Analysis: Strongman no more

Analysis: Strongman no more

Cheering supporters surround Sam Rainsy
Cheering supporters surround Sam Rainsy

Prime Minister Hun Sen of Cambodia clung to power in Sunday's national elections, but lost his reputation as an immovable force.

Poll power: Cambodians, especially young voters, packed out all of the final campaign appearances by Rescue Party leader Sam Rainsy, showing a new enthusiasm for the election process. (Reuters photo)

A surge at the polls by the opposition Cambodia National Rescue Party (CNRP) stripped away Mr Hun Sen's favourite title of "strongman" of his country, and left him vulnerable in parliament and within his own Cambodian People's Party (CPP).

Final counting will take days, but as of Monday morning unofficial election results showed 68 seats for the CPP and 55 for the opposition CNRP in the 123-seat lower house. At the last election, the Rescue Party captured just 29 seats in parliament.

The CNRP, led by the nationalist Sam Rainsy, reaped the rewards of hard work that organised an election campaign and turnout that could be the first sign of that a democracy is possible in Cambodia.

Few if any analysts predicted the stunning success of the Rescue Party. Until Sunday, the prevailing view was that Mr Hun Sen was likely to win the election handily, stay in office until he is 74 in 2027, and then turn over political reins to his three US-educated sons and create a true political dynasty.

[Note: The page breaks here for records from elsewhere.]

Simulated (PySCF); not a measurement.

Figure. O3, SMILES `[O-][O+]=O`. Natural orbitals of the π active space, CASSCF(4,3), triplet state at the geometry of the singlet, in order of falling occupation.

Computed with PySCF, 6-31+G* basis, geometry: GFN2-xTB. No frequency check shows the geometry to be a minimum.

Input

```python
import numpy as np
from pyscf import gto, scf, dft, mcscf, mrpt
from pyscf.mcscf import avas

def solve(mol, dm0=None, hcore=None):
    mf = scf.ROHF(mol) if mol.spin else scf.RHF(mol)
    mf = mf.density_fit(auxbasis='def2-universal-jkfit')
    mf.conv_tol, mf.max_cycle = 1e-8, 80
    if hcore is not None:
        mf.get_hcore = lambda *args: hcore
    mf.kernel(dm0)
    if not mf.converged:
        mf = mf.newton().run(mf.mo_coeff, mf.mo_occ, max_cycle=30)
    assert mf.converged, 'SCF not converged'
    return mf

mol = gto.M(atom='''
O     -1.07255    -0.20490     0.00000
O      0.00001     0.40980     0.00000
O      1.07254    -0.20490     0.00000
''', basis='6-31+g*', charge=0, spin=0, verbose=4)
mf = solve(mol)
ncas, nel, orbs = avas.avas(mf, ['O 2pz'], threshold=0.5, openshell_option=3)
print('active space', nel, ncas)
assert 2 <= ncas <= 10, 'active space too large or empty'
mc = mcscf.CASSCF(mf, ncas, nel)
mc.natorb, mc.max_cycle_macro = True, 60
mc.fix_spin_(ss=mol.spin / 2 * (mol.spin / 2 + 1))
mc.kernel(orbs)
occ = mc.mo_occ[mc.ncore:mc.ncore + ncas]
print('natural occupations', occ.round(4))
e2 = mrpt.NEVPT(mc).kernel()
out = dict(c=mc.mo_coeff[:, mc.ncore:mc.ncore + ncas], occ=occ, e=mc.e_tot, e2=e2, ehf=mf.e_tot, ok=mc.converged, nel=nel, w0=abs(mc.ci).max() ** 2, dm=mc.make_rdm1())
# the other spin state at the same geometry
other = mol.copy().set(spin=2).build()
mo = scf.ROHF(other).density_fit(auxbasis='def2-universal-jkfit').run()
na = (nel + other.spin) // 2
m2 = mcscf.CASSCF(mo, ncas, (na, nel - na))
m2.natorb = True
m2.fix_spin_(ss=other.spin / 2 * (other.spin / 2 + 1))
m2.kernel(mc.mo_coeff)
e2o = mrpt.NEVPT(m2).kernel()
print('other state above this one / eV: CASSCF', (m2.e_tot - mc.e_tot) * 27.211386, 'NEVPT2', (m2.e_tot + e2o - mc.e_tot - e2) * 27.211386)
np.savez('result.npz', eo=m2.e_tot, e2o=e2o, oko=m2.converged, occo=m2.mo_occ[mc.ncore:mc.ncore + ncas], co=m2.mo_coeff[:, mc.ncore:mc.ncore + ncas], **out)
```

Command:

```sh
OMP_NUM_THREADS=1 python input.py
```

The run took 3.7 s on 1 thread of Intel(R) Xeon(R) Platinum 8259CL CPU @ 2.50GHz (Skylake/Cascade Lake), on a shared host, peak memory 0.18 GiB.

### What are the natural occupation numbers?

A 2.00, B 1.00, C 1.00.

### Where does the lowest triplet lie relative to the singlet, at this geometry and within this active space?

In just 24 hours, the Cambodian voters made such a prediction highly unlikely.

Sam Rainsy, leader of the Cambodia National Rescue Party (CNRP), returned from overseas exile in the final days of the campaign. (Reuters photo)

Veteran Cambodia watcher and journalist James Pringle emailed from Cambodia early Monday that, "There is a possibility that Hun Sen will be challenged down the road for the leadership of his party."

It is difficult to overstate the importance of Sunday's vote to Cambodia, and to its neighbours. Mr Hun Sen, a former Khmer Rouge army officer, was installed as national leader by the occupying Vietnamese forces in 1985.

He deserves and usually demands credit as the charismatic - and often popular - leader who turned post-war, post-killing-fields Cambodia into a legitimate nation, which earned its respect at Asean, the United Nations and the World Trade Organisation.

But the dark side he revealed as a Khmer Rouge soldier also showed. Now 60, Mr Hun Sen has trampled on human rights and quashed political dissent, including with tanks. His attempt to destroy Mr Sam Rainsy's political career has spanned almost 20 years.

In recent years, Mr Hun Sen has increased his claim to the "strongman" title, but often through brutality, insensitivity or worse.

His infamous campaigns to evict poor Cambodians from their land and award 99-year leases to big companies from Russia, China and South Korea have brought strong criticism. Indeed, boardrooms in those countries will be humming today with worry that the Sam Rainsy-led opposition could already be hatching plans to recover those lands. During the campaign, Mr Sam Rainsy personally made an election pledge to cancel all such leases if he were elected.

In addition, "It's a pity that Hun Sen had ordered the destruction of some major forests in the last months in Ratanakiri and Mondulkiri, along the Vietnamese border," said Mr Pringle. It could be more than a pity, but also an issue that brings even more blowback by Mr Hun Sen's political enemies in coming weeks and months.

Foreigners, including in Thailand, must temper their enthusiasm for the huge advance for Cambodian democracy.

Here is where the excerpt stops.